Microplastics are tiny pieces of trash about the size of a sesame seed. Some microplastics come from larger non-biodegradable plastic waste like food containers, others are manufactured as additives to consumer goods. Microbeads, for example, were once added to cosmetic products like toothpaste and soap because they provide an exfoliating sensation. However, the Microbead-Free Waters Act of 2015 prohibits selling products containing microbeads because they do not dissolve, creating a threat to oceans and fresh water sources when they wash down drains.
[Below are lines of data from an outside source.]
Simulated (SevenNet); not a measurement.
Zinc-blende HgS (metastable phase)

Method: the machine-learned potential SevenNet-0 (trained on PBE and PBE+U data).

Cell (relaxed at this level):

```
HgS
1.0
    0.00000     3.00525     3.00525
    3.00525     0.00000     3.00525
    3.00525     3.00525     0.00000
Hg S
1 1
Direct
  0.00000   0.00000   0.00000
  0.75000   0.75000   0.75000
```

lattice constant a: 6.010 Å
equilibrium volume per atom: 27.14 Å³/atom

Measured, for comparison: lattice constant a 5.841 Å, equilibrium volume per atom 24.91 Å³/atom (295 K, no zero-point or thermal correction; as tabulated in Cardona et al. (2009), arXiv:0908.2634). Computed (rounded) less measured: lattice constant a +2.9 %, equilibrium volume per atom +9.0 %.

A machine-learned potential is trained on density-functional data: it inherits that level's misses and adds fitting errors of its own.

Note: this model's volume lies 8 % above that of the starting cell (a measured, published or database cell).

Emerging evidence suggests that microplastics are increasingly present in the air, food, and water. Some research suggests that rain and global winds carry plastic particles, resulting in contaminated rain, snow, soil, and air. Microplastics tend to enter our drinking water from runoff, industrial waste and sewage spills, and dumping of deteriorating plastic fragments on land.
In a recent study, Kieran Cox and colleagues assessed the number of microplastic particles found in air and foods commonly eaten by Americans like seafood, sugars, salts, and honey. They also explored how beverages and different sources of drinking water are contaminated. The researchers found that air contained 9.80 microplastic particles per cubic meter on average. Water in disposable plastic bottles contained 94.37 microplastic particles per liter on average, but beers contained a third of that level. According to Cox, it is hard to definitively say, but the bottle type and the bottling process may play a role in this observed difference between bottled water and beer.
There’s something unsettling about knowing we are ingesting tiny pieces of plastic whenever we eat or drink, and have been for generations, most likely.
“The vast majority of bottled water samples come from plastic bottles, while beer samples come from glass or possibly cans,” said Cox. “However, data would be needed to clarify the issue.”
There’s something unsettling about knowing we are ingesting tiny pieces of plastic whenever we eat or drink, and have been for generations, most likely. Should these levels concern us? That’s what researchers are trying to figure out. Overall, the bad news is, no one really knows what these numbers mean in terms of human health yet.
“There are still many unknowns in terms of the impacts of microplastics within the human diet,” said Cox.
Consuming microplastics has been proven to be harmful to fish and other marine life because the tiny plastics block digestive tracks and reduce appetites, which inhibits their growth and reproductive ability. But the study of these tiny plastics on human health is still a developing field.
Cox and colleagues concluded that any current recommendations to avoid certain foods to reduce microplastic exposure would be unsubstantiated. The WHO recently declared that there is not enough evidence to determine that microplastics pose a risk to human health. It seems as if it is safe to continue drinking bottled water and eating seafood, for now.